Wednesday, April 20, 2005

Too close for comfort

We can all rest easy - Asteroid 2004 MN4 probably won't hit the Earth on Friday, APril 13th, 2029. Instead it will miss us by 20,000 - 40,000 kilometres. But that's still far too close for comfort - only four to seven earth radii - and anything which passes inside the orbit of the moon is a real worry. Worse, it will be back for another shot - and the influence of the Earth's gravity makes it unpredictable exactly where it will go. So as early as 2034, somewhere could be getting 1000 Megatonnes of rock dropped on it...

What can we do? A first step would be to tag the asteroid with a transponder, so we know where in the hell it is. The data from this could be used to refine its orbit, and make a more accurate prediction of where and when it might hit. We also need to start thinking about how to move this cosmic traffic hazard somewhere safer - ideally before its too late. And we need to start finding other similar objects. We didn't notice this one until last year, when it seemed to be on a direct collision course; what if there's another one out there?

If we don't start doing this, then one morning we're going to wake up and find that Venice or New York or where-ever has been vaporised, or that San Francisco and Tokyo have been drowned by an asteroid-induced tidal wave. And while that's not the end of the world, it's certainly unpleasant enough to justify further action.


I'm not sure how a transponder would help - it'd be quite difficult to place - getting a spacecraft to rendezvous with the thing is one issue, as is how you'd attach the transponder to a gravityless asteroid, and ensure it was pointed in our direction.

It might be easier to have a better, possibly space-based, radar.

How are we going to move it anyway - you can't really send Bruce Willis you know? If you nuke it then you may just get lots of bits of rock flying around.

One way I've seen suggested would be some kind of solar sail to alter an asteroids orbit.

Posted by Rich : 4/20/2005 11:28:00 AM

A large spike, possibly. As for the right direction, use a unidirectional beacon, and hope its not screened by rock most of the time.

Radar is because of the physics involved - its suffers from the inverse-square problem twice (once to get the signal there, and once when it is bouncing back); with a beacon we only have to worry about it once.

As for moving the thing, you can try a nearby nuclear explosion to cause outgassing - but a solar sail might be less dangerous. We need good orbit data before we can do either, though - otherwise we might just be pushing it into ourselves.

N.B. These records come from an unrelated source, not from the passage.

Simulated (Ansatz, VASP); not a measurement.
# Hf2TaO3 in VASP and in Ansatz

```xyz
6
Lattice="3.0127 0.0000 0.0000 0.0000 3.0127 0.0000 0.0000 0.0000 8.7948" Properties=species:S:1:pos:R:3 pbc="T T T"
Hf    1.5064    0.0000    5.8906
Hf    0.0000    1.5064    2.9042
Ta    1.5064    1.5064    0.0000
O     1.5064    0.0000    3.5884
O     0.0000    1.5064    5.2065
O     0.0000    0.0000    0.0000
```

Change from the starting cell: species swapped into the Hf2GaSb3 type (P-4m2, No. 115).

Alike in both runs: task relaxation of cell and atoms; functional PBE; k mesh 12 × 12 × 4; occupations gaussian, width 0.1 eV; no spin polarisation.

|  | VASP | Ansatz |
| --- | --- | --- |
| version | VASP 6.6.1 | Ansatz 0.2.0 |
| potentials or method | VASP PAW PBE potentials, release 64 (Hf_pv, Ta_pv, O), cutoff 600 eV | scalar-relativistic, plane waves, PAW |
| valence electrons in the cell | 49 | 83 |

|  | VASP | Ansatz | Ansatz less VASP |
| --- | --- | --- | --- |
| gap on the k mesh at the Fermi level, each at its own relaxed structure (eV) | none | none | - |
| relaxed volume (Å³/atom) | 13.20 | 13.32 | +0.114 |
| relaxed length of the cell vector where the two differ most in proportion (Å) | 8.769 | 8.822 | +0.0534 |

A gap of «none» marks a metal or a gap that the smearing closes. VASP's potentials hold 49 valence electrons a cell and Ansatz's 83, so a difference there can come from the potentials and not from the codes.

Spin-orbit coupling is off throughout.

Posted by Idiot/Savant : 4/20/2005 11:45:00 AM

Neh. Its less dangerous than lake Taupo, or any of about a dozen other active caldera volcanoes, or another 8 to 9 magnitude earthquake on the various pacific rim subduction zones.


Posted by Anonymous : 4/20/2005 12:02:00 PM

I wonder how much effort it would take to bring it into orbit and mine it. Depending on its composition it could be a valuable resource.

Posted by Anonymous : 4/20/2005 12:29:00 PM

Bill Bryson points out in A Brief History of Everything.. there's are plenty of rocks out there that are 99.9% dark, ie practically invisible to us, moving at speeds such that time from entering atmosphere to hitting earth is about 2 seconds..

Maybe the answer is to cozy up to your personal choice of deity ignore the rocks - science is pretty omnipotent in the face of them.

Posted by Anonymous : 4/20/2005 01:57:00 PM

Push it out of the orbital plane (ie. "South" in space). It will slingshot out of the solar system, and out into some other solar system. We could also accelerate it's orbit and watch it crash into Jupiter on the other side of the solar system.

If Earth's space agencies try to move it, it will likely be with the new Ion Engines they've been developing. They're cheaper than fuelled rockets, and they're more reliable than solar sails.